Artificial Wasteland · a record-correction you can operate

The Colour the Sky Didn't Lend It

Ask why the ocean is blue and you'll be told it reflects the sky. It doesn't — or barely. Water is blue on its own, in the dark, in a white-walled pool, because it absorbs red light. And the strangest part: it does this not with its electrons, the way every dye and pigment does, but with the O–H bond's own vibration — the only everyday colour in nature that comes from a molecule shaking rather than its electrons jumping. Everything below is computed live in your browser from the measured absorption spectrum of pure water. There is no sky anywhere in the math.

Fill a glass and the water looks colourless — correctly, because half a metre of it barely touches the light. The blue is faint, and faint things need depth to gather. Look down a few metres of clean water and it is unmistakable. So the first instrument is a column you can make as deep as you like, lit from above by a perfectly white lamp — equal energy at every wavelength, so any colour that survives the trip is the water's doing and nothing else's.

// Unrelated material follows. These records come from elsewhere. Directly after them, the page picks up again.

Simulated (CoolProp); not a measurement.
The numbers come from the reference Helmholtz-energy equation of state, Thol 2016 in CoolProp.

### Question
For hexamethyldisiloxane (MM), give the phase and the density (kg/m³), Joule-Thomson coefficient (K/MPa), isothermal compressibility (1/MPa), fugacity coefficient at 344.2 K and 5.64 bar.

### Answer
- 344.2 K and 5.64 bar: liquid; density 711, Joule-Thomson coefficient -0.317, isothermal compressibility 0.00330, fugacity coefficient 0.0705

Instrument I — a column of pure water, lit by white light

Left: the same pure water all the way down, each layer painted with the colour the light has become by that depth — clear at the top, deep blue below. Right: the colour at the marked depth, shown at full brightness so you can see the hue; the readout also gives how much light actually survives (it gets dimmer and bluer). No reflected sky enters this — it is pure absorption of a white beam.

Drag it down. Near the surface the light is white; by a few metres it has cooled to a pale blue-green; by ten metres it is a clear cyan-blue; by thirty it is deep ocean blue and most of the light is gone. The colour the water keeps is the blue–violet end, around 475 nm — exactly where, in the next instrument, the water hardly absorbs at all.

Why blue? Because red goes first.

White light is every colour at once. Send it through water and the water removes wavelengths at wildly different rates. Here is the measured absorption of pure water across the visible — Pope & Fry's integrating-cavity data, the modern gold standard. It plunges to almost nothing in the blue (its minimum is at 418 nm) and climbs steeply, by more than a hundredfold, toward the red. So red is stripped out in a few metres while blue runs on for hundreds. The strip beneath the curve is the light that survives at your chosen depth: watch its red end die first.

Upper trace: the absorption coefficient a(λ) of pure water (log scale), measured. The dot marks the 418 nm minimum. Lower strip: a white beam after the chosen depth, each wavelength shown at its true colour and dimmed by exactly how much of it survives. Red empties out within metres; blue persists — which is the blue you see.

This is also why a diver's world turns blue and a red wetsuit looks grey at depth: by the time you're down ten metres there is essentially no red light left to reflect. In pure water, deep red (700 nm) is cut to 1% within about 7 metres; blue (450 nm) survives to nearly 500. That seventy-fold gap is the colour.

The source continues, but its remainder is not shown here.